M.A. - Social Work (MSW)
Syracuse University's School of Social Work, is housed in the David B. Falk College of Sport and Human Dynamics. The School of Social Work’s mission is to promote social justice, positive social change, and human dignity for individuals, groups, families, and communities in a richly diverse society through teaching, research, scholarship, creative accomplishment, and service. The School has a rich history of educating social work professionals from across the country, including many who practice in the Central New York area.
Social Work education at the master’s level involves the study of practice with individuals, families, groups, organizations, communities, and policy systems. Practice is grounded in theory related to human behavior and the social environment, social policy, research, and 1,000 hours of field practicum experience (internships). In addition to a common foundation curriculum, students specialize in one of two advanced concentrations: Social Work Practice with Individuals, Families and Groups (IFG) or Community.
The M.S.W. is an academically rigorous 60-credit curriculum that combines program-specific courses with elective options that enable students to tailor their studies according to their professional interests. Students with a bachelor’s degree in social work complete a 36-credit Advanced Standing Program. Students in the 60-and 36-credit programs may complete course work on a full-or part-time basis. Cross-disciplinary collaboration provides many opportunities for students to enhance their M.S.W. degree with study in other departments in the Falk College and elsewhere in the University. Students may also pursue certificates of advanced study (CAS) in topical areas of interest concurrent with their coursework in the School of Social Work by utilizing courses from across the University. CAS options include gerontology, disability studies, Women’s Studies, conflict resolution, and health services management and policy. A 120-credit joint JD/MSW degree with the Syracuse University College of Law is an option students may also consider.
The School of Social Work’s diverse and collegial faculty includes 12 tenure-track members with national reputations in areas including: family, youth and school violence; child welfare, kinship and foster care; aging, social security, caregiver support and intergenerational issues; practice evaluation; disability issues; criminal justice; alcohol and other drug issues; international social welfare; and culturally-competent practice.

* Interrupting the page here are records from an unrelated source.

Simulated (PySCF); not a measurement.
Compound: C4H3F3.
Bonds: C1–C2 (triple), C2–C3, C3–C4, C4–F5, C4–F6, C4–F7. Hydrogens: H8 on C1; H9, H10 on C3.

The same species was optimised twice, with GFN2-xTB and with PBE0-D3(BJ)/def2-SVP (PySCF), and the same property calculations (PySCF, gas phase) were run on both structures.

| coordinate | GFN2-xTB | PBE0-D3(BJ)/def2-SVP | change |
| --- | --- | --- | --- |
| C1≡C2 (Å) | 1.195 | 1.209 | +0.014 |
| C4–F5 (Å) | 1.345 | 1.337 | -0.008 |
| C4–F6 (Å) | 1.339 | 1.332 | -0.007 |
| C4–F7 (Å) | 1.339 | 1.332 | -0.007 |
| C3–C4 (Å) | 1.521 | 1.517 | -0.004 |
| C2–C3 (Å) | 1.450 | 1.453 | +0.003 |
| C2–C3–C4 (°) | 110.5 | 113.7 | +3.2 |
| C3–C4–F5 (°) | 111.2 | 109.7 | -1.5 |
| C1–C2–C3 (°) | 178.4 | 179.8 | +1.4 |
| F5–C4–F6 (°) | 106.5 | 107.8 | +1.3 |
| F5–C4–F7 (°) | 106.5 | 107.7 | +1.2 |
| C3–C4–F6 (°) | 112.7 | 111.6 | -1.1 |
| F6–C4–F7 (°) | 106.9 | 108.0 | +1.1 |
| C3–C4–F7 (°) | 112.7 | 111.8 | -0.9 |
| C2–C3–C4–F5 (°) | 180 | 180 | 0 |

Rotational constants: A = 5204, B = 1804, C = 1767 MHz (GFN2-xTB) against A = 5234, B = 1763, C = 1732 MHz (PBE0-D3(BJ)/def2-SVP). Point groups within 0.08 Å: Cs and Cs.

The student organization, Social Workers United, is involved in numerous programs throughout the year, including the annual Social Justice Forum where students plan an event that honors a member of the community who provides leadership for social justice in arenas such as poverty, domestic violence, HIV/AIDS, or other major social issues. The annual award winner receives the Daniel and Mary Lou Rubenstein Social Justice Award, given in honor of the late professor Daniel Rubenstein, a former faculty member of the School of Social Work, and his late wife, Mary Lou, who was a school social worker.
The School also sponsors and plans the annual James L. Stone Legislative Policy Symposium, which brings students together with political and governmental leaders to address current major legislative issues that relate to social welfare and social justice issues.